For an arahat these are not dukkha as dukkha is caused by craving and they have destroyed craving.
This is an important point. piti and sukha are not the result of contact with an external objet with the body (e.g. drug, sex, etc.) but internally produced as result of the suppression (temporarily or permanently) of the five hindrances.
I guess I’m saying that the dukkha of sensory phenomena arising and passing away is the same and it’s makes up the experience of being sick, etc.

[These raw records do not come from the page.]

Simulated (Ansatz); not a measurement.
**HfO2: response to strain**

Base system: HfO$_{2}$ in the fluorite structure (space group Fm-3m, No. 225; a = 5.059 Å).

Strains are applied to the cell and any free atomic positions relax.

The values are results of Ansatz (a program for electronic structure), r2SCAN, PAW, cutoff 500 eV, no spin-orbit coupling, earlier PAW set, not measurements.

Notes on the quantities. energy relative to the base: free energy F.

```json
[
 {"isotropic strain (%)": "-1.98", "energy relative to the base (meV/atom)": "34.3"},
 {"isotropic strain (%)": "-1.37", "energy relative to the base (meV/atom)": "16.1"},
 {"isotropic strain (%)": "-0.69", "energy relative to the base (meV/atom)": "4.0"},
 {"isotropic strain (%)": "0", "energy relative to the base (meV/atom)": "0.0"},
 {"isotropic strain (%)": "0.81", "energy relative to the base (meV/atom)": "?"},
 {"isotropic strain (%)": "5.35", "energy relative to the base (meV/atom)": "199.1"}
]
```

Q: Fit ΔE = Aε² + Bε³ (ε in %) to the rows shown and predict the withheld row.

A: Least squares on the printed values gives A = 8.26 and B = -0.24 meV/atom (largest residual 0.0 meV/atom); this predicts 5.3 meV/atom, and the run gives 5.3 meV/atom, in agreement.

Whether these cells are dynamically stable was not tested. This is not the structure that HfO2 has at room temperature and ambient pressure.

Dukkha is caused by being alive: ‘old age, sickness and death’. Re-birth in turn is caused by ignorance, including craving, which gives rise to re-birth. In that playing field, cravings cause suffering when the craving is denied and other defilements cause suffering just because they are unpleasant… Unpleasant sensations cause suffering. Taking sensory phenomena as me or mine causes suffering. At a very subtle level the incessant start and ending of sensory phenomena is suffering, when viewed through the process of vipassana.
What do you think, mendicants?
Taṃ kiṃ maññatha, bhikkhave,
Is form permanent or impermanent?”
rūpaṃ niccaṃ vā aniccaṃ vā”ti?
“But if it’s impermanent, is it suffering or happiness?”
“Yaṃ panāniccaṃ dukkhaṃ vā taṃ sukhaṃ vā”ti?
Nibbana is defined both as the ending of cravings aversions and delusion AND cessation of phassa/vinnana. Yet arahanths are alive and conscious and go about pretty much as normal except they don’t have the three poisons or fires and have ended emotional or psychological suffering as they have ended the three fires. The latter shows what they are like off the cushion and Cessation of phenomena show the meditative counter-part. This concept unifies these two very disparate situations. Nibbana as a meditative attainment (-dhatu) and well-being are both a must as per the lived experiences recorded in EBTs.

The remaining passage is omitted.